(Bloomberg) — The Nikkei 225 Stock Average touched a level above 30,000 for the first time since April as a reshuffle of the blue-chip gauge added to a wave of positive sentiment on Japanese equities.
SoftBank Group Corp. and Tokyo Electron Ltd. were the largest contributors to a 1% gain in the Nikkei 225 as of 9:45 a.m. in Tokyo. Electronics makers gave the biggest boost to the broader Topix, which advanced 1.1%. The Nikkei 225 is up 9.1% so far this year, while the Topix has gained 14%.
The revamp of the Nikkei 225 — which will add videogame giant Nintendo Co. and major technology companies Keyence Corp. and Murata Manufacturing Co. — comes amid an upsurge of interest in Japanese equities. The announcement last week that Prime Minister Yoshihide Suga will step down has sparked optimism for new policies to spur the economy.

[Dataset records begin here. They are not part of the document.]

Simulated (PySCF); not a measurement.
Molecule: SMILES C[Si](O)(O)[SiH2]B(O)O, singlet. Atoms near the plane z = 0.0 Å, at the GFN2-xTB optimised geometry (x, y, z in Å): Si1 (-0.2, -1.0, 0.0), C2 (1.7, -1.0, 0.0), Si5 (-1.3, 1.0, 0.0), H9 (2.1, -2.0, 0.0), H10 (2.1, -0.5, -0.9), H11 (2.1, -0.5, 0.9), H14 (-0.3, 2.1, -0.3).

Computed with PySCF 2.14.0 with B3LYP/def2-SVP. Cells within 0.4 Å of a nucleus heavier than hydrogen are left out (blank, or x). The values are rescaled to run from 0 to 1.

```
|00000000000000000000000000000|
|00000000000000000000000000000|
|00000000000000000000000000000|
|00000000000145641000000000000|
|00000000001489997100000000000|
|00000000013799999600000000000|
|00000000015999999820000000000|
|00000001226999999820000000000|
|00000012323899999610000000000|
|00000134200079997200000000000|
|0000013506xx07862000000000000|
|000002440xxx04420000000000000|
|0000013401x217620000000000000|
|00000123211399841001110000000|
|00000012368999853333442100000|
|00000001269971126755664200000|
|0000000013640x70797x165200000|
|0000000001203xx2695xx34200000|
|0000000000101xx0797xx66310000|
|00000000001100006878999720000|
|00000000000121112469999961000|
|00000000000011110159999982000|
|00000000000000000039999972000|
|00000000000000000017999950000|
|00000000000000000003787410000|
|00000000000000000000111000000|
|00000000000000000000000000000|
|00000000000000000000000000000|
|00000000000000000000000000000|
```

“In the short term, Japanese stocks may appear overbought, but foreign investors have low weightings in Japan and will continue to buy stocks that have been lagging behind,” said Ryuta Otsuka, a strategist at Toyo Securities Co. While there may be some profit-taking with the Nikkei reaching 30,000, investors will continue to look for thematic plays related to Suga’s succession, he added.
Keyence and Murata jumped more than 5% each on Tuesday, while Nintendo, whose addition to the Nikkei 225 had been widely expected, gained about 2% before paring its advance. Among the stocks being deleted, Nisshinbo Holdings Inc. and Toyo Seikan Group Holdings slid more than 10%, while Sky Perfect JSAT Holdings Inc. fluctuated.
The Nikkei’s latest annual review followed rule changes earlier this year that made it easier for the price-weighted gauge to include shares with high prices. Analysts noted that given the large sizes of the three new additions, the remaining Nikkei stocks may need to be sold down to make room, although this was known well in advance.
“Market participants have been pricing the inclusion changes,” Seiichi Suzuki, a market analyst at Tokai Tokyo Research Institute Co., said after the changes were announced. “It’s possible they will now see the news as being ‘done and dusted’, and it’s possible they’ll buy back the Nikkei 225.”